Zoe H. Robbin is a Fulbright research fellow in Amman, Jordan. She co-leads Foreign Policy for America’s NextGen Diplomacy Working Group. The views expressed here do not represent the views of the Fulbright Program, the US Department of State, or any of its partner organizations. Zoe tweets at @zoe_robbin.
Zeid Qiblawi is a social researcher from Jordan specializing in disaster relief and child protection. He is currently pursuing a Master’s Degree in Political Sociology at the London School of Economics.

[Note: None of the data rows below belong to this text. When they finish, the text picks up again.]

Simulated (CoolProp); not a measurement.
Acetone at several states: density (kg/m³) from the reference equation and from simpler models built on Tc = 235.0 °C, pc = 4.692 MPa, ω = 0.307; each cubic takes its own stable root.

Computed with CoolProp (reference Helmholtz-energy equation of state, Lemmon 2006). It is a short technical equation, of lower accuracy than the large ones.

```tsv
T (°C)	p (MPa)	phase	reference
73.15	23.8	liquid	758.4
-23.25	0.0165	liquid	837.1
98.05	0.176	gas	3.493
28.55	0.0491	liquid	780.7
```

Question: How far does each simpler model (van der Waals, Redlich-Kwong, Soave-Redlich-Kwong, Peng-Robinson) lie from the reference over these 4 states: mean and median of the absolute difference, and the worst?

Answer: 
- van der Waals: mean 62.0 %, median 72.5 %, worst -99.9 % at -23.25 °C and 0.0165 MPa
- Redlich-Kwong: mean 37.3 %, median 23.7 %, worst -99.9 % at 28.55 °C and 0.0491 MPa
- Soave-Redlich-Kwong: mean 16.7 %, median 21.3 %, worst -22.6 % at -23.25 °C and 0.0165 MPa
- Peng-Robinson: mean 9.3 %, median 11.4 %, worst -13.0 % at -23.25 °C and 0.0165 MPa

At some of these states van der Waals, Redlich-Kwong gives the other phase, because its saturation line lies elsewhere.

Twelve years after the March 2011 outbreak of the Syrian civil war, Jordan now hosts more than 1.3 million Syrian refugees, over 80 percent of whom live in communities outside refugee camps. The suspended animation that Syrian refugees inhabit within Jordan is a function of both international and national policy; even though conditions are demonstrably unsafe for refugees to return to Syria, there remains no path to citizenship for refugees who have been living in the kingdom for a decade and counting. This lack of citizenship limits their ability to work, travel, and contribute to their host communities. The 2023 Turkey-Syria earthquake has made the possibility of returning to Syria even more remote. Meanwhile, Syrian refugee resettlements in North America and Western Europe have reached paltry numbers, especially when compared with the alacrity that accompanied Ukrainian refugee resettlements. Instead, Syrian refugees remain in a state of protracted idleness, restricted mobility, and political dependence.
Starkly contrasting with Jordan’s rapid refugee integration program that met Palestinian refugees in the mid-twentieth century, Jordan’s reticence to broach the subject of Syrian integration is born of political, economic, and social dynamics. The relationship between Jordan and its Western backers also plays a role, as rich nations treat Jordan as a functional buffer state that offers refugee containment in exchange for financing, delivered through both the UN and direct funding to the government of Jordan. But this exchange between Jordan and its wealthy supporters in North America and Europe continues to dehumanize refugees, leaving them without prospects for the future.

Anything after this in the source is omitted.